How to Design UI Systems With an Agent
A practical guide to using an agent for interface design: directions, system fit, state coverage, critique, and approval.
Founder, Task Machine
UI system design is the process of turning a component or interface request into a spec that extends the product's existing design system instead of creating another one-off. The work includes requirements, multiple design directions, domain-model checks, token and component reuse, state coverage, accessibility review, and human approval before anything becomes canonical.
The value is consistency. A rushed design can look acceptable in one screenshot while adding a new pattern, a new token, a new state rule, or a new accessibility gap that engineers and users pay for later. A useful process keeps exploration wide, then narrows on a spec that the system can actually absorb.
Why UI one-offs quietly fragment products
Design systems usually break by accumulation, not by one big mistake. A page adds a local dropdown because it is faster. A component grows a boolean prop for one case. Empty, loading, error, disabled, focus, and mobile states are left for implementation. The product still ships, but the next designer or engineer inherits a wider surface with less clarity.
The hidden cost is decision debt. Teams spend review time debating details that should have been encoded in components, tokens, and composition patterns. Users notice the inconsistency as friction: similar controls behave differently, forms recover from errors differently, and keyboard focus becomes unreliable.
What the manual process looks like
A good UI system design process has five steps:
- Gather requirements: the problem, the caller or user, key operations, constraints, and what the interface should expose or hide.
- Map visible elements back to the domain model and flag anything the model cannot support.
- Explore at least three genuinely different directions: minimal surface, flexible surface, common-case optimization, or a borrowed paradigm.
- Compare the directions on simplicity, depth, system fit, implementation efficiency, and misuse-resistance.
- Write an annotated spec covering components, tokens, composition pattern, every state, accessibility, keyboard behavior, responsiveness, and any system gaps, then get approval.
The manual version requires discipline because the first plausible design is rarely the best one. The point is not to generate more artifacts. It is to force real alternatives before choosing.
What an agent can automate
The UI Design-System / Interface Designer playbook is useful when the agent is constrained to design, not implement:
- Gather system-aware requirements. The agent captures the problem, callers, key interactions, constraints, exposed concepts, and hidden complexity before drawing the interface.
- Explore distinct directions. It produces at least three different approaches, with each direction shaped by a different constraint. The directions must not collapse into cosmetic variants.
- Compare before synthesis. It evaluates simplicity, depth, general-purpose fit, implementation efficiency, and misuse-resistance, then combines the best ideas into one spec.
- Reuse before adding. It names the existing components and tokens the spec reuses or extends. If a new component or token seems necessary, it flags that as a system gap.
- Audit every state. It checks default, hover, focus, active, disabled, loading, empty, and error states, plus contrast, keyboard behavior, motion, responsiveness, and form validation.
The human still decides whether the direction fits the product and whether any flagged system or domain gap should become real.
The guardrails that make it safe
Design agents need boundaries because they can create convincing artifacts that do not fit the product. The safe workflow keeps the agent in spec mode and routes the final result through approval. When a design tool is connected, the agent works through the browser and pauses before making changes.
The other guardrail is the design-system check. The agent must state what it reused, what it extended, which states are covered, and which gaps remain. If the request conflicts with the domain model or demands a new pattern, the workflow should ask instead of designing around the conflict silently.
Set it up in Task Machine
The UI Design-System / Interface Designer playbook installs the UI Designer, design-interface workflow, goal, and skills for interface design, web interface guidelines, and composition patterns. Setup takes a few minutes. You need a Task Machine workspace and permission to install playbooks (workspace owners have it). Design tool access is not required up front. Until it is authorized, the workflow can work from attached exports, screenshots, and repository context.
1. Find the playbook
Open Playbooks in your workspace and search for "UI design system", or browse the Design category. The card shows the designer agent and the workflow that turns interface requests into approved specs.

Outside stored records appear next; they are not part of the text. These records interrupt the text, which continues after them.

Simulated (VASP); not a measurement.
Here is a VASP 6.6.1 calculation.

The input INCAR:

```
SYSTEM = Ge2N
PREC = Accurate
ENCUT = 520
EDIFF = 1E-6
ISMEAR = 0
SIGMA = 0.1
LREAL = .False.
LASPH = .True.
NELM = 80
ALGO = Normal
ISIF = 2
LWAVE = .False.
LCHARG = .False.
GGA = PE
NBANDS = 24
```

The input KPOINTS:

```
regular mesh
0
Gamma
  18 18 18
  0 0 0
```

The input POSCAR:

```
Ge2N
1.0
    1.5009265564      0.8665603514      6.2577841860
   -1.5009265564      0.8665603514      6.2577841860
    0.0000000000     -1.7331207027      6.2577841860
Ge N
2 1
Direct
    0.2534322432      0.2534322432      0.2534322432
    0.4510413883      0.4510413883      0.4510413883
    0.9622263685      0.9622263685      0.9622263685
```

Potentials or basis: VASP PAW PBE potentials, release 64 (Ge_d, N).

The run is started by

2. Preview what it installs
Preview & install shows the UI Designer, the Design interface workflow, the UI extends the system goal, and the three skills that govern interface exploration, web guidelines, and composition patterns.

3. Define the design-system scope
Start setup asks for the product surface, brand direction, component needs, and repository. Use the component needs field for the actual parts the spec must cover, such as filters, tables, empty states, and approval modals.

4. Generate and review
Generate customized playbook turns the scope into the designer instructions, workflow prompts, and goal language. Review the generated records for the important constraints: multiple directions first, existing components and tokens first, every state covered, and approval before the spec is treated as final.

5. Install
Install customized playbook creates the designer, workflow, goal, and skills. One follow-up arrives in your inbox to start Design interface. The first run gathers requirements, explores directions, writes the annotated spec, self-critiques it against system and accessibility rules, and waits for approval.

What good looks like
Three checks show whether the design workflow is producing useful specs:
- The directions are genuinely different. They vary by interface shape and tradeoff, not only by visual treatment.
- The spec extends the system. Existing components and tokens are named, and any new component or token is flagged as a decision.
- States are complete. The spec covers interaction, loading, empty, disabled, error, focus, mobile, motion, and accessibility requirements before approval.
Common questions
Does the agent implement the UI? No. This playbook produces an annotated interface spec and routes it for approval. Implementation is a separate workflow.
Can it work without Figma or another design tool connected? Yes. It can work from attached exports, screenshots, and repository context until browser access to the design tool is ready.
Why require multiple design directions? The first reasonable interface often hides a shallow component shape or a future misuse problem. Comparing distinct directions makes the final spec more deliberate.
What happens if the request conflicts with the design system? The agent should flag the conflict as a system gap or product decision. It should not invent a local workaround and present it as system-consistent.